As is well known, amino acids exhibit minimal solubility at their isoelectric points (pI). This property suggests that selecting amino acids with a strong solubility contrast near their pI could enable their effective separation from SO_4_^2−^-rich carbonation mother liquor, positioning them as candidate additives for indirect gypsum carbonation. In our previous work, using aspartic acid (Asp) as a leaching additive increased the solubility of CaSO_4_·2H_2_O to 19.50 g L^−1^ at 30 °C, roughly ten times higher than in pure water. Importantly, both the additive and SO_4_^2−^ were effectively separated from the mother liquor at the pI of Asp (2.77), enabling stable recycling with a recovery efficiency exceeding 80% over 10 cycles.^16^ However, the low pI of Asp necessitates excess H_2_SO_4_ for pH adjustment, which complicates the regeneration process.
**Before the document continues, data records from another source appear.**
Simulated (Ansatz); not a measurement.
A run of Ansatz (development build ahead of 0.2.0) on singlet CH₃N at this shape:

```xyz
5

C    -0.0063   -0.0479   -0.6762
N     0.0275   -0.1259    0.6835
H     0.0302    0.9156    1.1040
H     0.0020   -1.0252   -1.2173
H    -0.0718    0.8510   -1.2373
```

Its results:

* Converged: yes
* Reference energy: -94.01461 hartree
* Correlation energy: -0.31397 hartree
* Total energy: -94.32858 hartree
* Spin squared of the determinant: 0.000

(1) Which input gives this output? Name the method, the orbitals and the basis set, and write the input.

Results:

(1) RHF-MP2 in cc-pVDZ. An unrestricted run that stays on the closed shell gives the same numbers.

This work presents a strategy for the indirect aqueous carbonation of gypsum using tyrosine (Tyr) as a leaching additive. The approach leverages the finding that Tyr co-precipitates with CaCO_3_ during carbonation, allowing spontaneous separation of the additive from SO_4_^2−^ in the mother liquor without additional acidification. The co-precipitated Tyr is then separated from CaCO_3_ by alkaline washing, and the resulting filtrate, containing redissolved Tyr, is recycled for subsequent Ca^2+^ leaching. To maximize the Ca^2+^ leaching yield, dissolution conditions for CaSO_4_·2H_2_O in the alkaline Tyr–KOH–H_2_O system were first optimized using response surface methodology (RSM). The effects of CO_2_ flow rate, reaction time, and temperature on carbonation efficiency and Tyr recovery were systematically investigated, leading to a proposed mechanism for the Tyr-mediated carbonation process. Finally, cyclic stability was evaluated over five consecutive leaching–carbonation cycles by monitoring Ca^2+^ leaching yield, carbonation efficiency, and Tyr recovery efficiency.
Materials and methods
Materials
2.1.
Analytical-grade CaSO_4_·2H_2_O was used in all experiments to clarify the migration behavior of Ca^2+^ in the Tyr-mediated carbonation process. This choice avoided the complex effects of soluble impurities typically present in industrial waste gypsum, enabling a focused investigation of the underlying mechanism. Analytical-grade KOH, a strong electrolyte, was selected for the alkaline system to ensure efficient dissolution of Tyr and to provide precise stoichiometric control. Tyr and an EDTA standard solution (0.01 mol L^−1^), also of analytical grade, were purchased from Shanghai Macklin Biochemical Co., Ltd., China. All reagents were used as received. Ultrapure water, prepared using a purification system (Merck Chemical Technology Co., Ltd., USA), was employed throughout. CO_2_ gas (purity ≥ 99%) was supplied by Lanzhou Hongli Gas Co., Ltd., China.
Methods
2.2.
Optimization of Ca2+ leaching in the Tyr–KOH–H2O system using RSM
2.2.1.
The solubility of CaSO_4_·2H_2_O in the Tyr–KOH–H_2_O system was investigated by examining key governing factors: the molar ratio of Tyr to CaSO_4_·2H_2_O (α, mol mol^−1^), the molar ratio of KOH to Tyr (β, mol mol^−1^), and the liquid-to-solid ratio (γ, mL g^−1^). Preliminary ranges for these variables were determined via single-factor experiments. A Box–Behnken design (Table S1) was then adopted to optimize the Ca^2+^ leaching yield (φ, g L^−1^). The dissolution process was performed in a 250 mL conical flask placed in a thermostatic oscillator at 30 °C and oscillated at 220 rpm for 60 min. After dissolution, the solid and liquid phases were separated by vacuum filtration. The Ca^2+^ concentration in the filtrate was determined by EDTA titration. To explore the interaction between Tyr and Ca^2+^, a portion of the filtrate was freeze-dried and analyzed by Fourier-transform infrared (FTIR) spectroscopy. A blank solution containing Tyr and KOH (without CaSO_4_·2H_2_O) was prepared and treated identically as a reference. FTIR spectra were recorded from 4000 to 400 cm^−1^ at a resolution of 1 cm^−1^ using a Nicolet iS 50 spectrometer (Thermo Scientific, USA) with the KBr pellet method. The undissolved solid residue was dried at 80 °C to constant weight, and its crystalline phase was characterized by X-ray diffraction (XRD, D8 Advance, Bruker, USA) using Cu Kα radiation (λ = 1.5406 Å) at 30 kV and 10 mA. XRD data were collected over a 2θ range of 10° to 80° with a step size of 0.02° and a scan rate of 1° min^−1^.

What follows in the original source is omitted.